Why are most female classical music icons thin?

By Hattie Butterworth

CW: Eating disorders

Daring to ask questions about thinness comes with a bravery, only present at 10pm on a sober Saturday night in late October.

I have never been thin. I have always had my body criticized- either internally or externally by a society concerned with me being too big.

Growing up, I was so acutely aware of the women of classical music. I have loved the internet for years and in the beginnings of my cello education, the contemporary cellists I would watch on the internet fascinated me. At first I didn’t think about their bodies, because the music I was listening to was always my first priority. Then it came to visiting concert halls and buying CD’s of musicians and consuming the media. I came to realise that being a female musician was synonymous with a level of impeccability. A thinness, glamour and allure that I couldn’t relate to.

Criticising women for what they wear and how they look is not something I want to add to. This isn’t a question about whether it should be ok to dress how you like - that question is being marvellously challenged by many of my friends. A question not challenged enough, however, is why so many of those in the classical music media are thin.

It was only so evident to me because of the male cellists that I looked up to. Their appearance was never shown to me as something to strive for. Their appearance never appeared to impact their career, but I became more and more aware that women musicians were certainly expected to look a certain way. I remember a teacher grilling me about what I was going to wear for a recital and if it was ‘a pretty enough dress’. The musicians that did well were, of course, those who worked hard, but I couldn’t help but notice that they also lived up to this unspoken expectation of thinness.

Are the thinner female musicians taken more seriously and given greater opportunities? Often the judgement is that to be thin is to work hard, and to look like you’re taking something seriously. I often felt that being overweight meant that I looked lazy and a bit foolish. I moved a lot when I played and was very tall, big and went red and sweaty. I didn’t feel I fitted into what they were looking for.

This reminds me of being in nursery and at primary school and remembering how teachers would often discard me, subtly or not, because of my size. I was a very tall and overweight young kid with a (outrageously) huge personality. I wanted to be cute and adorable and acceptable and pretty and hated that I couldn’t be the small, shy one that the older girls looked after. I often felt I had to go it alone, using my personality to convince the world that my body didn’t matter.

In music college I decided to change my body and went on a path to find thinness. One of many attempts to shrink myself. And how it backfired as my beautifully broken brain created an eating disorder with a hefty load of positive reinforcement. I don’t remember thinking thinness would make me a better cellist, or a more desirable musician, but hindsight shows that the subconscious rhetoric was there. People did notice me more.

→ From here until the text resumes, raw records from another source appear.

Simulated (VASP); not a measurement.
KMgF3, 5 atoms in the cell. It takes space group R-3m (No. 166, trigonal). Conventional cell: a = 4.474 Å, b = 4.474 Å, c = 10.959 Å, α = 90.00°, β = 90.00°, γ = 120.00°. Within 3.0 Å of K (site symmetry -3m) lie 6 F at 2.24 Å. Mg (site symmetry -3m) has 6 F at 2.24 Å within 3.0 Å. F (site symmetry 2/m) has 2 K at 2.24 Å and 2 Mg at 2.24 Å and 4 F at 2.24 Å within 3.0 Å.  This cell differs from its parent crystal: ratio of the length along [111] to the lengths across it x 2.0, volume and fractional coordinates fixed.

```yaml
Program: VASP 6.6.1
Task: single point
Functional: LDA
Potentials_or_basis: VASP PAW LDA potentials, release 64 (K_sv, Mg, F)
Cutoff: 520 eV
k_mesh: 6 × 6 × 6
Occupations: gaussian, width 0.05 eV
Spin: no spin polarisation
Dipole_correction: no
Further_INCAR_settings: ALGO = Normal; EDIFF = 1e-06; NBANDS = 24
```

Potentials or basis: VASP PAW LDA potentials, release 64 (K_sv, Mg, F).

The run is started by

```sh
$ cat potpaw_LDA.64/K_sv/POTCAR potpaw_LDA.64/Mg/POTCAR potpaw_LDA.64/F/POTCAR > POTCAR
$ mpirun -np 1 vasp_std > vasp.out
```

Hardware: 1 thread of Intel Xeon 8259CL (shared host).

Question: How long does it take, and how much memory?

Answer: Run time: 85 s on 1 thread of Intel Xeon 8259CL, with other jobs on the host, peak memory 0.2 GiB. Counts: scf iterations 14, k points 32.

I look at the music world today as we celebrate women and watch them thrive. The ones promoted in their thriving - either in terms of performing career or media coverage - are mostly thin. They aren’t all thin, but not many of them look like the average size 14/16 of (the British) women. So much of what I feel is a strange anger. An anger that diversity is so hard to come by in classical music and we only seem to tolerate it in short and tokenistic bursts.

Is it jealousy that I feel? It could be a jealousy that to look like 90% of those in the press I would be deep in an eating disorder. Be under no illusions that we are a society still obsessed with thinness and aesthetic and capitalism dictates that these people sell well. The thinness of beautiful women saves the image of a ‘dying’ classical music world. We might be dying, but at least we are thin and pretty and in able bodies.

Consider this a criticism without a solution. The image I have from the sidelines of the music world, desperately wanting greater inclusivity but seeing the same old shit. ‘Busy, thin’ musicians reign supreme over the ‘fat, lazy’ or unwell ones.